Source - LSE Regulatory
RNS Number : 0683Q
Cerillion PLC
14 February 2019

14 February 2019



Cerillion plc

("Cerillion" or "the Company")


Employee Share Option Scheme


Cerillion, the billing, charging and customer relationship management ("CRM") software solutions provider, announces a further award of options under an HMRC approved Cerillion plc Save-As-You-Earn Option Plan ("the Plan"). Under the Plan, employees contribute a monthly amount that will be saved over three years to enable the exercise of options over ordinary shares of 0.5 pence each in the Company ("Ordinary Shares"). The options will be available for exercise from 1 March 2022 with an exercise price of £1.09 being a 20% discount to closing market price the last trading date before the launch of the plan.

In total up to 121,704 options over Ordinary Shares could be awarded under the Plan, which would represent approximately 0.4% per cent of the current issued share capital of the Company. When added to the options issued in the first SAYE plan announced on 6 January 2017, this would represent approximately 1% of share capital.

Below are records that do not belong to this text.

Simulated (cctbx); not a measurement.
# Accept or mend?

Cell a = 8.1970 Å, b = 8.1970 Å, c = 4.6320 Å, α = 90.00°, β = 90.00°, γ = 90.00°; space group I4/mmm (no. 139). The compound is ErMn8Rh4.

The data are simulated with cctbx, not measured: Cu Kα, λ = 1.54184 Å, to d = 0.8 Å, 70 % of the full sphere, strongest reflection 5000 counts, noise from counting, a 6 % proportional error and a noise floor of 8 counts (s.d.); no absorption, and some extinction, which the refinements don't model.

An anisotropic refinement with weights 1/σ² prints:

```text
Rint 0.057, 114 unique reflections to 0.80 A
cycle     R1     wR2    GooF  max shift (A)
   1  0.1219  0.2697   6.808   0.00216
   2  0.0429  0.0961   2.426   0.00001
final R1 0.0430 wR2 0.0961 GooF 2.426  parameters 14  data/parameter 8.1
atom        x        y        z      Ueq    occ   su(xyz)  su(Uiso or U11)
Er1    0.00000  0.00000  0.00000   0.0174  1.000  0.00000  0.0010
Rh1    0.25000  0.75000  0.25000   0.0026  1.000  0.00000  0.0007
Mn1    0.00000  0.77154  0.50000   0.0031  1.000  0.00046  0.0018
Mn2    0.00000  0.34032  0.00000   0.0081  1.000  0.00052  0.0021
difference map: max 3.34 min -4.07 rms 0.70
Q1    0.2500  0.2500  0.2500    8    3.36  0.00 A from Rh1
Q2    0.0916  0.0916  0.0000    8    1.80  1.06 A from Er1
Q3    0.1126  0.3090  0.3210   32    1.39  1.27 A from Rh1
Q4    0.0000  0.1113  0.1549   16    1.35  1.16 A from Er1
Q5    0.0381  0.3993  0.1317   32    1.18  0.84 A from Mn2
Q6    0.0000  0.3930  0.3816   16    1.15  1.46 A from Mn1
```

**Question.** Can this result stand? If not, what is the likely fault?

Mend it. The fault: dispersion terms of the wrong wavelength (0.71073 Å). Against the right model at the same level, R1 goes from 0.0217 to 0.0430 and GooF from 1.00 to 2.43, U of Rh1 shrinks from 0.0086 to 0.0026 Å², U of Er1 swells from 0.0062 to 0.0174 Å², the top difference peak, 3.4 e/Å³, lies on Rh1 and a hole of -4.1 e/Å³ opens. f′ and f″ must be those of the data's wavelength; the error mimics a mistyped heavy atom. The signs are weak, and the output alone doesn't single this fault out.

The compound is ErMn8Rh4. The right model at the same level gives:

For further information please contact: 


Cerillion plc

Louis Hall, CEO

Oliver Gilchrist, CFO


c/o KTZ Communications

T: 020 3178 6378




Shore Capital (Nomad and Broker)


T: 020 7408 4090

Toby Gibbs, Mark Percy






KTZ Communications


T: 020 3178 6378

Katie Tzouliadis, Dan Mahoney







About Cerillion


Cerillion has a 19-year track record in providing mission-critical software for billing, charging and customer relationship management ("CRM"), mainly to the telecommunications sector but also to other markets, including utilities and financial services. The Company has approximately 90 customer installations across 44 countries.


Headquartered in London, Cerillion has operations in Pune, India, where its Global Solutions Centre is located, Sydney and Miami.


The business was originally part of Logica plc before its management buyout, led by CEO, Louis Hall, in 1999. The Company joined AIM in March 2016.